Over the weekend, I went to a shop selling second-hand goods located in an old industrial area at MacPherson. The place, managed by a family in the karung guni business, is a little bit messy with rows and rows of second-hand tables, chairs, lamps, posters, linen, paintings, cutlery and knick-knacks. But there is actually order in the mess as prices for the items are labelled neatly. Customers can choose to ‘upcycle’ their purchases by paying a bit more for refurbishment services. Those who have no time to visit the shop can check out the latest stocks via the shop’s facebook page.
The trip reminded me of the recent public attention on the redevelopment plans for Sungei Road Hawking Zone (SRHZ).
Though the decision for SRHZ to make way for a residential development was announced by the G way back in 2012, public’s interest only spiked recently as the official last day (10 July 2017) was made known in February (Source: The Straits Times, 14 February 2017).
A petition has been submitted to the Parliament that calls for the G to relocate SRHZ vendors to a temporary site together and a ‘march’ is scheduled for 15 July. Many news reports, on MSM and online sites, focused on the emotional attachment and ‘helplessness’ of the elderly vendors.

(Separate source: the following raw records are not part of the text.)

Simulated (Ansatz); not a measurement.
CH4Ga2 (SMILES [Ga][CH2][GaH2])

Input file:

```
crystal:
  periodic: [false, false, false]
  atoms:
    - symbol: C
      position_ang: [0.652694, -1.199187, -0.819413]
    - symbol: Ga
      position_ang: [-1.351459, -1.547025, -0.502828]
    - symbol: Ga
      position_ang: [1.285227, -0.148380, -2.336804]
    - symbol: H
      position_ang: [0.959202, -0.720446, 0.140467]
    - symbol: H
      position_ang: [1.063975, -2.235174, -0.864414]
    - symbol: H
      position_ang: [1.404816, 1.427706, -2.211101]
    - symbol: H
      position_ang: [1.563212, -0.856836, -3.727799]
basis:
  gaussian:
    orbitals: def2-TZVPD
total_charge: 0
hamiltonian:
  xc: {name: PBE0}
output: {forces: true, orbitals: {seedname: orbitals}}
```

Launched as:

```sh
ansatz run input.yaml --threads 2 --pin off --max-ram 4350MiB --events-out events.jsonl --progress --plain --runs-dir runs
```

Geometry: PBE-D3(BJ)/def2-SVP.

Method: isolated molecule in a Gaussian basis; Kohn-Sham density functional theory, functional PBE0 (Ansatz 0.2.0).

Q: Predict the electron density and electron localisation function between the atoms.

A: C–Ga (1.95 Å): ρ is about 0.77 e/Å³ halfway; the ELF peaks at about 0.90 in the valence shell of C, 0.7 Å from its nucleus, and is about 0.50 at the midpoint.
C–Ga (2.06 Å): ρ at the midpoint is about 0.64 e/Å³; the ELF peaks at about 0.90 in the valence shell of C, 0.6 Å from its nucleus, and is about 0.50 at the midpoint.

Some argued that SRHZ – from the earlier days of Sungei Road flea market, to Sungei Road Thieves Market to what it is now (Source:Roots.sg, National Heritage Board) – represents a unique culture of blue-collar Singapore. However, SRHZ has now become an area where there are more foreign workers than locals patronising the stalls. To many, the camaraderie shared among the vendors, the casual exchange with the customers and the type of goods on sale (eg old clothes and shoes, watches, CDs, electronic gadgets, coins and stamps etc) have shaped the SRHZ culture. However, despite its history, SRHZ is no longer what it used to be. Now, it feels more like a flea market than a heritage site that many remember it for.
I am not saying that we should close down / tear down / redevelop old places once they are past their heyday. But in land scarce Singapore, we need to balance the needs of preserving heritage sites with the macro development plans of the country.
If I may compare, the SRHZ redevelopment is similar to how it was when the government decided to close down farms for urban development. Growing up and living in farms brought about many fond memories for older Singaporeans. Farming was also the livelihood for many. But with Singapore’s shift in economic focus and urbanisation plans, it became inevitable that farms had to go. It was not easy for those who had to uproot their families, but they eventually understood that it was for the greater good of Singapore.
With any redevelopment of historical sites, it is understandable that the emotional attachment will be strong. Thankfully, our government agencies are already engaging the affected vendors one-on-one. Vendors with permits can approach National Environment Agency if they want to continue their business at hawker centres and flea markets; those who require employment assistance can turn to Workforce Singapore (WSG) while those who have financial difficulties can look for Social Service Offices. According to The Straits Times and Channel NewsAsia (12 May 2017), 44 out of 200 vendors have accepted government’s assistance – they are allocated lock-up stalls; granted ComCare assistance; supported by WSG or have decided to continue selling their goods at flea markets. The agencies remain in touch with the rest of the vendors.
The government cannot please everyone and for the sake of the country’s development and growth, should not aim to please all. What it can and should do, is to minimise the disruption arising from its decision and to render practical and sustainable assistance to those affected. I am glad that government agencies have reached out to the vendors to ease them through the transition, even as it stands firm in not U-turning their decision to redevelop the area.
One thing to note though, that as we consider the needs of the vendors, we should also be mindful of the residents’ feedback and concerns – public hygiene, security, orderliness. The engagement efforts have started and should remain a work-in-progress, long after the last day of SRHZ, so that both the residents’ and the vendors’ feedback continues to be heard and their needs appropriately attended to.
Besides having a webpage in roots.sg to remember SRHZ, the G may also consider reserving a corner in the current site to educate our future generations about the history of SRHZ. How about some bronze statues that depict SRHZ in the older times – similar to those we see along Singapore River? If an unveiling ceremony is to be organised, the vendors and residents should be invited as special guests and their transport facilitated (given that many of them are seniors).
The physical site may have changed, old trades may take on a new lease of life, but the good memories should be preserved, just like many other heritage sites in Singapore.
Thank you Sungei Road market for the wonderful memories.